What is a Worker cooperative vs ESOP

What is an ESOP vs a Worker Cooperative?

Ohio business owners explore ESOP vs conversion to a worker cooperative

As an Ohio attorney that works with cooperatives, I often get asked the question: What is the difference between an ESOP and a Worker Cooperative?  Converting an existing business to a Worker Cooperative or creating an ESOP are two options often explored by business owners interested in succession (or retirement) planning — although a start-up business may also organize as a worker cooperative.  A number of factors drive which of these options, if either, is right for an existing business and should be explored in consultation with legal and accounting professionals.  Let me give you a quick overview of what each one is before sharing some pros and cons.

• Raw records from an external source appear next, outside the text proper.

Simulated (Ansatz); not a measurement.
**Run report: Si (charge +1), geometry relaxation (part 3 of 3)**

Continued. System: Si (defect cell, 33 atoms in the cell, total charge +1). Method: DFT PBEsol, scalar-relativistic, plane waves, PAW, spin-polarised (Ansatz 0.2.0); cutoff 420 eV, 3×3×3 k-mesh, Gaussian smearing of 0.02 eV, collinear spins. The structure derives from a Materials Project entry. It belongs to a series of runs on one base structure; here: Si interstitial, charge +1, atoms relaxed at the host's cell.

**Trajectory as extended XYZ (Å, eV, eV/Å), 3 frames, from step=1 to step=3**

What is a Worker Cooperative?

A worker cooperative is a business that operates pursuant to a cooperative business model which prioritizes its employees and the communities it serves. Some characteristics of a worker cooperative include employees being owners (called “Members”) –that is they receive profits (or loses) from the business as well as contribute labor and are involved in democratic decision making.  Members also participate in the business’ governance, which includes each member having a vote for the board of directors.  A cooperative model can be utilized in most any type of industry and with various types of legal entities (i.e., corporations, partnerships, LLC, etc.)  Learn more about worker cooperatives here.  Conversion to a worker cooperative is an alternative to selling a business to third party investors.  A business that converts to a worker cooperative will transfer its ownership to its employees-members. To execute a conversion, the original owners’ shares are purchased by the newly formed cooperative.  Typically this is financed via a loan personally guaranteed by the original owners.  Then the loan is repaid over time from the cooperative’s profits.

What is an ESOP?

An ESOP (Employee Stock Ownership Plan) on the other hand is a type of employee benefit plan, i.e.,  a retirement plan.  With an ESOP, the existing business establishes an ESOP trust separate from the business wherein some or all of the original owners’ stock is transferred and held for the benefit of its employees.  Typically, a loan is secured by the business to buy the owners shares that are transferred to the ESOP.  Trustees (not the employees) are appointed by the board of directors to administer the ESOP trust.  As the loan and interest are paid, shares of stock are released and allocated to individual employee accounts in the ESOP pursuant to a pre-determined formula that usually relates to employee salaries.  Employees receive their retirement benefit from the ESOP once they are both vested in the business and retire.  They pay tax on the money received from the ESOP.  A business that chooses to establish an ESOP has no legal requirement to utilize cooperative business practices such as involving employees in democratic decision making or governance, however studies have shown that ESOPs which utilize cooperative practices tend to be more successful financially and have greater employee satisfaction and retention. 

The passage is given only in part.